Will GOP Senators Acknowledge the Fiscal Sense of Livable Communities?
Last week, the Livable Communities Act cleared the Senate Banking Committee, a milestone for legislation that would fund local efforts to plan for growth while curbing sprawl. But the 12-10 party line vote raised the prospect that the bill might also encounter unified Republican opposition in the full Senate, where the threat of a filibuster has become the norm.
One GOP senator’s "no" vote seemed especially incongruous — Utah’s Bob Bennett. The vast majority of the people whom Bennett represents live in the region centered around Salt Lake City, which has made significant strides in recent years to coordinate housing development and transit investments — exactly the sort of initiatives that the Livable Communities Act would reward.
“There are many, many things in this legislation that I strongly support," Bennett said during the subcommittee vote, before explaining why he would not support the bill. “There are things in this legislation that… would get in the way of what we are already doing in our state. So I will reluctantly vote against it.”
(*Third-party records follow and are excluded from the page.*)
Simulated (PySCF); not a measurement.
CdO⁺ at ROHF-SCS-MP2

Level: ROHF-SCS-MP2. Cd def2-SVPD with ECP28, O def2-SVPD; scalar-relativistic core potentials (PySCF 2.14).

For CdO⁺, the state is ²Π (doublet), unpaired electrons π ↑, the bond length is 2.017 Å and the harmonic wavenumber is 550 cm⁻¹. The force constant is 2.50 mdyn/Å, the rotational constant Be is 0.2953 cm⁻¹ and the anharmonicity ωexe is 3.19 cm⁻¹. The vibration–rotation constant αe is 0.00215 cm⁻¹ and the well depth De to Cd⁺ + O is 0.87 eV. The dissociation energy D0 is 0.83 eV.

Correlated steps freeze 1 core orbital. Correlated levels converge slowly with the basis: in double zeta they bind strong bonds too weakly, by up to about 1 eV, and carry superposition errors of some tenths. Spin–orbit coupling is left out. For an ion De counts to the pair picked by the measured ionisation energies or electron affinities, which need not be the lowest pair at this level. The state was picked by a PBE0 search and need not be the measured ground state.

The remarks provoked some head scratching from advocates familiar with the regional planning efforts underway in Bennett’s home state.
“I can’t imagine why he would say that,” said Kate Rube, policy director at Smart Growth America. "You would think a state like Utah would really stand to benefit from that bill."
“I’m not sure what he was referring to,” said Alan Matheson, executive director of Envision Utah, a non-profit that advises municipalities
on smart growth strategies. The group’s planning
work focuses on coordinating transportation and housing policies while preserving
open space. In the past, Matheson said, Bennett “has been a great supporter of the collaborative approaches we have taken in Utah.”
The Livable Communities Act, which would disburse competitive grants to communities of all sizes to both plan and build projects that reduce car-dependence and provide better access to transit, would stand to benefit the planning work that Envision Utah has facilitated. "If there was a way to supplement local funding, it would enable us to go beyond regular planning efforts to go to important implementation work," Matheson said.
Bennett’s office had no further comment as of yesterday afternoon.
Conservatives like Bennett may look at the bill and frown on the $4 billion in federal grants that it would distribute. “One could be in favor of high-density neighborhoods with transit, but it’s another thing to say the federal government should be pushing that,” said Mark Calabria, director of financial regulation studies at the Cato Institute, a libertarian think tank.
But the bill creates incentives, not mandates, and it has strong backing from local governments who need the resources to plan for more sustainable growth. Only communities who apply for grants and meet funding requirements will get money, said Daria Daniel, associate legislative director for the National Association of Counties, a strong supporter of the bill.
“Some states have passed their own sustainability efforts,” Daniel said. "This would not usurp what state or local governments have already done."
If politicians are concerned about new spending, she added, not investing in sustainable communities will cost more in the long run than the grants in the Senate bill. The example of Envision Utah is again instructive: The organization built public support for a transit-centered growth strategy by showing how typically sprawling growth patterns would exert a much higher toll in the long run.
“It could cost you more in the future not to plan for the future,” Daniel said.
The Senate bill now awaits a vote on the floor; the corresponding House bill has yet to pass a committee vote. In his remarks at the Senate committee hearing, Bennett said he would be open to continuing discussions on the bill.